And then at pp. 65-66:

"It was admitted on behalf of the Commissioner of Taxation that all the taxpayer's activities abroad were devoted to architecture and its study. He kept a written record of what he did and of the buildings he visited and studied. It is clear that he covered a great deal of architectural ground, that he concentrated upon it for seven days a week throughout his tour and that he made voluminous notes, took numbers of photographs and made many sketches and wrote up reports and records. In short there can be no question that all his available time was devoted to the advancement of his knowledge of architecture and the development of his architectural equipment, outlook and skill. If the point be whether the money claimed as a deduction were laid out for the improvement of his capacity to do the work for which he is paid, there could be no doubt that the whole expenditure was directed to that purpose."

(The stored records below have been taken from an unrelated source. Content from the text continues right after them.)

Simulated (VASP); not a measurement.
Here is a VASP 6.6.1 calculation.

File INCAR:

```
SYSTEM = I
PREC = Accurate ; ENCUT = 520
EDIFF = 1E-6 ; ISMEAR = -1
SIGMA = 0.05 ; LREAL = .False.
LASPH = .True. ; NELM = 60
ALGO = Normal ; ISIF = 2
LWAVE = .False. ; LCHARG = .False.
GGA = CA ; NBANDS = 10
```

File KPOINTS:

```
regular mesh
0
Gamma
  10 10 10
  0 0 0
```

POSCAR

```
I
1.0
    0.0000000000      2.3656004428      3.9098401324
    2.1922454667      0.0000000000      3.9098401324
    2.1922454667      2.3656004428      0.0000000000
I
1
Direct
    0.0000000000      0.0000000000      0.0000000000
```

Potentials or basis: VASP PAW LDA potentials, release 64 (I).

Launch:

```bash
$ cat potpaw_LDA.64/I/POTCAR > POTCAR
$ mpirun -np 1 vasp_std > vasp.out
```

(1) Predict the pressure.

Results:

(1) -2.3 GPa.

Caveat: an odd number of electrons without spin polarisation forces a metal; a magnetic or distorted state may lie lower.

"He was a member of the Design Section of the Architectural Division of the Public Works Department. He was one of three Senior Design Architects and of these three he stood highest in seniority. Above him in the Design Section was the Principal Assistant. Departmentally there stood above these the Assistant Principal Architect and the Principal Architect. The latter was at that time to retire within a year. As to the taxpayer's salary he was then at the maximum of the range which his grade or classification allowed. It would be by promotion only that he would go into a range of higher salary. If a vacancy


ATC 359

occurred in any of the offices above him and it was thought expedient to fill it by the promotion of an officer, the appointment would be made on the recommendation of the Public Service Commissioner who in making it would have regard to the relative efficiency or, if two or more officers were of equal efficiency, to the relative seniority of the officers: see s. 34 of the Public Service Act, 1904-1956 (W.A.). Moreover an officer eligible for promotion may appeal on the ground of superior efficiency against the promotion of someone else to an office to which he aspires: efficiency for that purpose includes special qualifications and aptitude for the discharge of the duties of the office: see s. 4 and s. 14 of the Government Employees' (Promotions Appeal Board) Act, 1945 (W.A.). In the course of the taxpayer's evidence given before the Board of Review and used in this Court, he was asked whether he believed his period abroad would better fit him for promotion in the future. He answered `I hope so. That was the whole point of the trip. I mean, this is purely from my side of it. The reason why I did it was that the Principal Architect was due to retire at the end of the year and there were two people senior to me, in seniority, and so the purpose of my trip was to gain the extra knowledge to fit myself to perhaps get possible promotion over them'."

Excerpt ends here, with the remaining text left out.